Finland for Thought
             Politics, current events, culture - In Finland & United States

Moi! Thanks for visiting!
I have a new blog: BETTER! FUNNER! - come say hi!
Be sure to check out my new book: "How to Marry a Finnish Girl"
And find out more about me: www.philschwarzmann.com

...Enjoy!


23.10.2006

Finland ties for #1 in freedom of the press

Tags: Uncategorized — Author: @ 2:43 pm

Hats off to the Finnish state for allowing the media do what they wish, although there are very few cases in which Finnish journalists “push anyone’s buttons” to begin with, I wonder how much “self censorship” is done in the Finnish media. And when someone does test the Finnish free press boundries, like the publishing of the Mohammed cartoons, these people are investigated and sent to court – so there’s definitely room to improve in Finland. And there’s even more room to improve for the United States who ranked 44th 53rd according to Reporters without Borders

The imprisonment of reporter Judith Millerwas an unprecedented setback for press freedom in the Unite States and a milestone in the long legal battle to protect the privacy of journalistic sources. Two measures ensuring such protection at federal level are awaiting consideration by Congress.
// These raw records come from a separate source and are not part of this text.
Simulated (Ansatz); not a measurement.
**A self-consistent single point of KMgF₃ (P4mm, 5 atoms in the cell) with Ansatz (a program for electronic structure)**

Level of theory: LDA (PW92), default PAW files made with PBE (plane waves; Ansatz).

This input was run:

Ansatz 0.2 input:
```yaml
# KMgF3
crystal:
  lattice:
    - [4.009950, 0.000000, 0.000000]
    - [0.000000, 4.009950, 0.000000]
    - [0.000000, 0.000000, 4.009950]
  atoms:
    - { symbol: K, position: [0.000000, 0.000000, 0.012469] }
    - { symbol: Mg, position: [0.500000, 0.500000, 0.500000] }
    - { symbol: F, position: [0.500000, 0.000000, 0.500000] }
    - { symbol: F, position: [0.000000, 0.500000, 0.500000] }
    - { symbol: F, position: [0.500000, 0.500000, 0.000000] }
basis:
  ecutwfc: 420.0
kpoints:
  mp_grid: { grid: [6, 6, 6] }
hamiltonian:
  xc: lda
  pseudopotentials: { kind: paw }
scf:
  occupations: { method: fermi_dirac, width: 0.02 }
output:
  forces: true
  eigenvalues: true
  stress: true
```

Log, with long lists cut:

UPDATE: Sorry, their website isn’t fully updated with 2006′s results, I accidently included the data for 2005 above. Here’s the full 2006 report.

  • Unlce Sam

    so does that mean that bastions of freedom like Mali and Benin have more freedom of press than the US

  • Friendly fire

    You really do need to read a bit more carefully, Phil. Freedom of the press is totally wasted on you. Your numbers are from 2005, and last year’s Index. As Hesari says, Denmark is definitely NOT at the top of the list any more… RSF has not yet got around to pasting up their 2006 figures on their website, though that is no reason for you to put up numbers that completely contradict what is in the original article you link to. The US had dropped to 53rd, BTW.

  • http://www.finlandforthought.net Phil

    Your numbers are from 2005, and last year’s Index.

    Ah yes, I clicked on the wrong link on their website. Thanks for the info! I’ll make the changes.

  • http://www.tundratabloid.blogspot.com KGS59

    Finland’s freedom of the press is a rather moot point, when one considers just how much a “country of concencus” Finland is, with its media being no exception to the rule. There are only subtle differences in the Finnish media’s foreign news reporting, and appauling conformity during the Mohamed cartoon crisis.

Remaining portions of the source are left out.